Self-Improvement and Interesting Knowledge

We all naturally seek more happiness in our lives. I suppose you could say that life and living is really a struggle for pleasure; where most organisms seem to seek pleasure and stay away from pain. We to tend to classify what we consider to be good as pleasure and what we consider to be bad as pain. It is the case then that we seek happiness because happiness usually means that we are accomplishing what we want, and getting the things that we desire from life.

In our modern consumer age most of the things that bring us happiness tend to be things that we buy. It is also the case that we qualify these material things through price, where things that are more expensive, are supposedly higher quality, and therefore tend to bring us more happiness. Basically the more expensive the thing is that happier it tends to make us. This does skew our definition of happiness, where we believe that the only way to truly be happy is to be very wealthy. To a great extent this is a delusion created by our consumer society, by a market that is interested in getting us to purchase as much as possible for the highest price.

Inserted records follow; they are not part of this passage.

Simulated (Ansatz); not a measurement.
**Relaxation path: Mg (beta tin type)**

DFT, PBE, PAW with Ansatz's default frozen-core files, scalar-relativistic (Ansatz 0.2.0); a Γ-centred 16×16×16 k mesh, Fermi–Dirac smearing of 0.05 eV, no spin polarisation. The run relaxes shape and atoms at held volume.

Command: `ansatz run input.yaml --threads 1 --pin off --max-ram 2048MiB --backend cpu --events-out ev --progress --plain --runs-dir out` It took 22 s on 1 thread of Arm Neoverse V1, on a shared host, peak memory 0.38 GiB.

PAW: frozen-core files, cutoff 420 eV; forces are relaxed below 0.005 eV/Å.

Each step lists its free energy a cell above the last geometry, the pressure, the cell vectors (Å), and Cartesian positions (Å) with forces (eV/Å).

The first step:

Most of the things that we want then are expensive. We all believe that true happiness comes by being a millionaire and being able to afford giant villas and drive incredibly expensive cars. This consumer front, propagated by corporate greed, has even skewed our personal relations. It is a well-known fact, expounded by consumer propaganda, that the best way to show your love to a woman is to buy her an expensive diamond. Children and adults tend to judge their status, and therefore their happiness, by the kind of goods that they have access to. If you have the most expensive cell phone and are wearing top-of-the-line shoes then you are happy, because as we are all told, this is the epitome of status, freedom, and personal power.

It must be understood though that even the rich are not happy if they do not understand what true happiness is all about. Tabloids are full of stories about the troubles and hardships of the very rich and famous. Their money does not insulate them from relationship problems, self-esteem problems, and the desire to be truly loved. Wealth is therefore no assurance of happiness; it might relieve some problems and make some things a lot easier but it also serves to create new problems.

True happiness then cannot be bought, it must be found through other means. I am not saying that you should stop trying to become wealthy, or that you should give up on your dreams. What I’m trying to say here is that while wealthy is a good thing and can provide many of the things that you might want in your life, in order to be truly happy you must look beyond money and prestige.

True happiness, as Nietzsche said, comes from power. To be more precise happiness comes from a feeling of personal power, it comes from a feeling of freedom, and from not feeling powerlessness. The best way to attain this kind of happiness is to become more yourself; by paying attention to your own needs and by always trying to grow as much as possible as an individual. The world in general does not like individuals; the world loves to impress upon you the need for you to conform to the herd and the safety that can be found in just being one of the crowd. Personal power then is developed through the personal awareness needed to identify your own needs and desires, and through the courage needed to implement whatever is required in order to do what you want. When you’re being truly yourself, you will feel happy; this kind happiness cannot be bought, and while you can gain some confidence through wealth, this kind of internal power can only be attained through personal growth and personal perseverance.

Once you have the personal power spoken of above, you will be free. Free to experience fully all the love, laughter, and passions in your life. Freedom from external influence and strong enough to pursue your ideals. You can then create the freedom that you need in order to truly begin to experience your life. You can’t buy happiness, but you can develop it through personal growth.